RELATED: The Triathlete’s Guide to Race Fueling for Every Distance

Yet energy-rich food can be hard to digest. You need to remember that sucking back concentrated products like a gel or chews pulls water into your stomach to dilute it, impairing fluid absorption. This is why you need to chase them down with a sufficient amount of a carb-free solution, such as a very low calorie sports drink or just plain water to expedite digestion. The faster you move, the more difficult it becomes to refuel with solid foods. This is why some triathletes rely heavily on liquid energy from higher carbs sports drinks, especially when picking up the pace.

With that said, low-calorie sports drinks can be well-suited for ultra-length endeavors when you have ample time to eat and digest enough carbs from other sources to maintain a necessary pace and where too much liquid sugar over the long haul can certainly bring on GI distress.

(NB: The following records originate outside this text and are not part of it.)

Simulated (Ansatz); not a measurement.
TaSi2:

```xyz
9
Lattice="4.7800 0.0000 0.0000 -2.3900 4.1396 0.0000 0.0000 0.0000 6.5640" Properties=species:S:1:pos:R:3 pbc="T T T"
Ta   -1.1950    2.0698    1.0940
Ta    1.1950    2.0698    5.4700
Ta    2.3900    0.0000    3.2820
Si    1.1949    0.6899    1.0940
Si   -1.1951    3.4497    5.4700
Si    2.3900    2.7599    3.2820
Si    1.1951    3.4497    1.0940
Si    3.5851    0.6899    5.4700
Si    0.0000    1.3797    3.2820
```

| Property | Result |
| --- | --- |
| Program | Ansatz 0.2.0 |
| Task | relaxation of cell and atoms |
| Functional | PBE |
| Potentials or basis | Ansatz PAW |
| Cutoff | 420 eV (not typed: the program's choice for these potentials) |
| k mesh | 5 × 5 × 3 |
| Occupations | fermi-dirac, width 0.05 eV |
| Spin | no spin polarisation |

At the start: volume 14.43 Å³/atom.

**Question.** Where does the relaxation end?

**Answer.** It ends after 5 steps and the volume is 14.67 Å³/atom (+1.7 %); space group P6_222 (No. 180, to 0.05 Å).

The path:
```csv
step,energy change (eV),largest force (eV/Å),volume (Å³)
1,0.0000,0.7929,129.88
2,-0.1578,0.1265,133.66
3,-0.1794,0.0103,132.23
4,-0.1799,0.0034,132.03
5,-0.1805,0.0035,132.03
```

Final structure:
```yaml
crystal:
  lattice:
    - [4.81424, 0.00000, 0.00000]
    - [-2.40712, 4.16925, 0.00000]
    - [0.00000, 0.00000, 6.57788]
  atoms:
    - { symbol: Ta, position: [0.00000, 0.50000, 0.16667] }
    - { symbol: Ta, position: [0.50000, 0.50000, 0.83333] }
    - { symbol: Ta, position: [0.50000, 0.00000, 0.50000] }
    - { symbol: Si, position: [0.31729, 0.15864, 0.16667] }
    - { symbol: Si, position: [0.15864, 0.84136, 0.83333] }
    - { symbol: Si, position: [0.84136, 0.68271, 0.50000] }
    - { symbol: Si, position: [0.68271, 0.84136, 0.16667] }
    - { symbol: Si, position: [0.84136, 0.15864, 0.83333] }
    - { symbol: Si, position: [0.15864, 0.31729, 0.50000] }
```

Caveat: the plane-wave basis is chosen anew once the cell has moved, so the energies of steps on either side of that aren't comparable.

Frustratingly, we have very little in the way of randomized studies that compare the percentage of carbohydrates in drinks with various performance metrics when total carbohydrate intake is kept constant. So would consuming 60 grams of carbs per hour of exercise entirely from a higher carb drink result in a different performance outcome than obtaining the same number of carbs from a combination of lower-carb sports drink and some other source of fuel?

While science is continually uncovering new ways that an excessive intake of added sugars can derail our health, the health ramifications associated with high added sugar intake are not of concern when you’re taking in that sugar during bouts of sustained exercise. A 2016 review published in the International Journal of Sports Nutrition and Exercise Metabolism, for example, found that when higher sugar sports drinks are used to fuel endurance exercise beyond 60 minutes in length they do not abolish the energy deficit created by working out. Sugar is only a problem when you consume too much as part of your normal diet and not as part of a smart fueling strategy where it serves a specific ergogenic function.

But, yes, that sugar which is okay in cases when you need sustained energy for activities like a prolonged run or ride, is much less useful for more pedestrian workouts or even bouts of intense intervals that may not last longer than an hour or so; you can pull from your body’s energy stores without consequence. And there is some evidence that if a higher carbohydrate meal was consumed before working out there is no significant benefit of consuming supplemental carbs for aerobic activities lasting up to 2 hours. This is certainly where low-carb sports drinks can come in handy, something that promotes better hydration but won’t deliver the unnecessary sugar rush. Ditto for just sipping during the day for overall fluid consumption. And, it shouldn’t go without saying that a huge number of regular sports drinks are sold to people who really don’t need them. For instance, they are marketed aggressively to teenagers and, in turn, they are heavy consumers which is likely contributing to the troubling obesity rate in this demographic.

As for ingesting sports drinks with extra sodium this is likely only particularly useful when you’re exercising for longer than two hours or if you have unusually large salt losses during exercise, which can occur if pushing the pace in very hot, humid conditions or you are colloquially known as being a “salty sweater.” Although, somewhat surprisingly, there is little research to show that salty sweaters glean more benefit from higher sodium drinks than do those who finish their workouts without the white stains on their kit. Most people get more than enough sodium from their diets so there generally is not much need to get extra from a sports drink throughout the day when not exercising.

There is very little compelling data that taking in other electrolytes, namely potassium, magnesium and calcium, during activity does much of anything, especially if you are already getting enough of these in your diet.

Athletes can choose products that glean their sweetness from low-calorie inclusions like sugar alcohols, stevia and monk fruit extract instead of sugars but for some people these can lead to the GI issues that low-carb drinks are aiming to abolish in the first place. And not everyone loves the taste of these sugar alternatives. If you don’t like the taste of the product, chances are you probably won’t be drinking much of it which can impact proper hydration.

RELATED: How to Train Yourself to Drink

The bottom line

As with anything nutrition related, a one-size-fits-all mentality rarely works. Many athletes would be best served to experiment with a variety of drinks to figure out what works best for them in certain situations. These lower-sugar sports drinks might be worth a try if you’ve had stomach issues with traditional sports drinks but need something more than simple water.

The evidence is not clear to say that lower-carb, higher electrolyte sports drinks are a game-changer, but at the very least they do broaden your options when you’re figuring out your game plan to hydrate and fuel.